But that would leave nothing for groceries. If she missed the car payments, their credit would be hurt.

The only credit card was "maxed out." Her family and friends weren't in a position to help.

So she took out a $200 "payday loan," which let her clear the week's financial hurdles. With her next paycheck, she repaid the loan plus a $35 fee.

"It was extremely convenient," she said, though she paid the equivalent of a 455 percent annual interest rate.

Critics of the burgeoning payday-loan industry say consumers are paying too high a price for convenience: not just triple-digit interest rates, but also an endless cycle of debt. Some state lawmakers agree, and the industry is now the target of two reform proposals.

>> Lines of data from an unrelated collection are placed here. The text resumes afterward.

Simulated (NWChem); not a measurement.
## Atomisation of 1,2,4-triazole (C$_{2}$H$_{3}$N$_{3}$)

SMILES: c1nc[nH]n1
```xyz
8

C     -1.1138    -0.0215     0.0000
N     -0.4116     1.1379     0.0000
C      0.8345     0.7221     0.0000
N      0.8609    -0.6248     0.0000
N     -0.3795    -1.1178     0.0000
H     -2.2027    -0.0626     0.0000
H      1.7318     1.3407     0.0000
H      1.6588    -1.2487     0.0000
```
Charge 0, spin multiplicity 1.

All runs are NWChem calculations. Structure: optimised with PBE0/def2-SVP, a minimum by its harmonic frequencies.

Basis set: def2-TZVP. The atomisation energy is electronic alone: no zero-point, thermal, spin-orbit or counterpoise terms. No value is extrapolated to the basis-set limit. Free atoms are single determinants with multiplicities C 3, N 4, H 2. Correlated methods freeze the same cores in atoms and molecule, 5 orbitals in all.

Payday loans also known as payday advances are short-term loans of $50 to $300 made by check-cashing firms. A borrower immediately writes a personal check that repays the loan plus an extra amount that consumer advocates call an interest payment but the lenders call a fee. The lender agrees not to deposit the check until the borrower's next payday. The borrower walks out the door with a fistful of fast cash.

But consumers who take out payday loans are walking into a debt trap, says Shelley Curran, policy analyst at Consumers Union, the nonprofit publisher of Consumer Reports magazine. Many can't repay the loan in the typical two-week period and end up renewing it again and again, she says. When they do that, consumers pay the same fees without paying down the principal, Curran says. "It's still an absolutely incredible amount of money."

And it's legal. Payday loans burst onto the California scene in 1997. The industry estimates that more than 1 million loans are made each month in the state. Under California law, payday firms can charge up to $17.65 per every $100 borrowed, up to a maximum of $300.

While those fees are high, the main controversy surrounding the industry is the practice of renewing the loans.

Under state law, companies technically can't "roll over" a loan. That means a borrower can't just repay the interest and extend the loan past its due date. Borrowers must repay the entire loan amount first, payday-loan firms say. But there's nothing to stop them from immediately re-borrowing the money they just repaid, plus interest. And many do just that.

Back-to-back transactions can become a cycle of debt, but it is a cheaper cycle of debt than the costs of repeatedly bounced checks and late fees that accrue when there's no money to pay bills.

But the interest rates for these short-term fast cash loans can be sky-high. Expressed as an annual percentage rate, the interest can be around  900 percent for a one-week loan of $100; 450 percent for a two-week loan and 200 percent for a four-week loan.

The industry objects to calculating an annual rate for a transaction that has a maximum span of 30 days, even though, legally, they must. 

For a lot of consumers, these loans are not only cheaper than the alternative not paying bills but they fill a much-needed niche, the industry says.

Banks don't make these immediate, small loans. They can't afford to, nor do they provide the fast cash turnaround time most payday loan borrowers need. Turning to credit cards for cash isn't always an option if the credit card is at its limit. Plus, some borrowers hard as it might be for many consumers to believe don't have credit cards.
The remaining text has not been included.